Huawei rounds-out the P8 family with P8max and P8 Lite

The Huawei P8 isn’t the only new Android the company is showing off today at its London event, and in addition to the flagship itself we also saw the launch of a couple related models, the P8max and P8 Lite. While the P8 Max scales things up to phablet sizes while keeping close to the same sort of flagship-level specs, the P8 Lite is much closer in size to the P8 itself, but sacrifices a few hardware components to emerge as more of a mid-ranger.

In contrast to the 5.2-inch P8, the P8max pushes its screen size all the way up to 6.8 inches, while keeping its 1080p resolution. Huawei points out how this grants the phone a quite high screen-to-face ratio, with the display filling 83 percent of the handset’s front panel. Battery capacity grows to 4360mAh while still managing to keep the phone’s body very thin – just 6.8mm. The P8’s 13MP OIS-assisted main camera is back, though front-facer resolution drops to 5MP. Sales of the P8max will get underway for just about 550 EUR for the 16GB edition, with a 64GB premium version of the handset demanding an extra 100 EUR.

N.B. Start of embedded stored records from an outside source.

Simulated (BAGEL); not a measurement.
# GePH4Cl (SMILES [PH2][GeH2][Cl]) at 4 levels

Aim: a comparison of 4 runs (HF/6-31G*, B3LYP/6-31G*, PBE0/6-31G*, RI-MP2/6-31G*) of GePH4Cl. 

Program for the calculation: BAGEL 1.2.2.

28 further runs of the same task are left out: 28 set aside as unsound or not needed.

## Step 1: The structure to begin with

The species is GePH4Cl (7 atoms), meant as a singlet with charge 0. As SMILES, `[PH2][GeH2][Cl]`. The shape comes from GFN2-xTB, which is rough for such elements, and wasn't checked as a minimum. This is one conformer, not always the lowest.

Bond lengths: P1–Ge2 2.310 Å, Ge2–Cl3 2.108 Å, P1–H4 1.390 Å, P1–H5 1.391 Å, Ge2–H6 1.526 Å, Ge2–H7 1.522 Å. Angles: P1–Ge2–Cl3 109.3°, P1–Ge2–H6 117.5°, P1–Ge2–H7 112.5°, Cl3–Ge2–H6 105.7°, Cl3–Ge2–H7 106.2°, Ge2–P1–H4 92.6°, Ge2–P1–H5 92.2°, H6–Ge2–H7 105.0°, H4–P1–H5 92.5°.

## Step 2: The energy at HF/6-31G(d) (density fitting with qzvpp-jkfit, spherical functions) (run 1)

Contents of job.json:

As for the P8 Lite (above), we’ve heard a lot less, but we do have a few specs to refer to. The phone should get a 5-inch 720p display, move down to a 1.2GHz Kirin 620 SoC, have 2GB of RAM, and offer a single 16GB storage option (though with microSD expandability). It’s got a 13MP/5MP camera setup, a 2200mAh battery, and a still-thin-but-not-boundary-pushing 7.77mm-thick body. We’re still waiting on pricing details.

Update: The P8 Lite’s status at the moment is a bit uncertain. Huawei prepared launch materials for the phone, but hasn’t made a public announcement.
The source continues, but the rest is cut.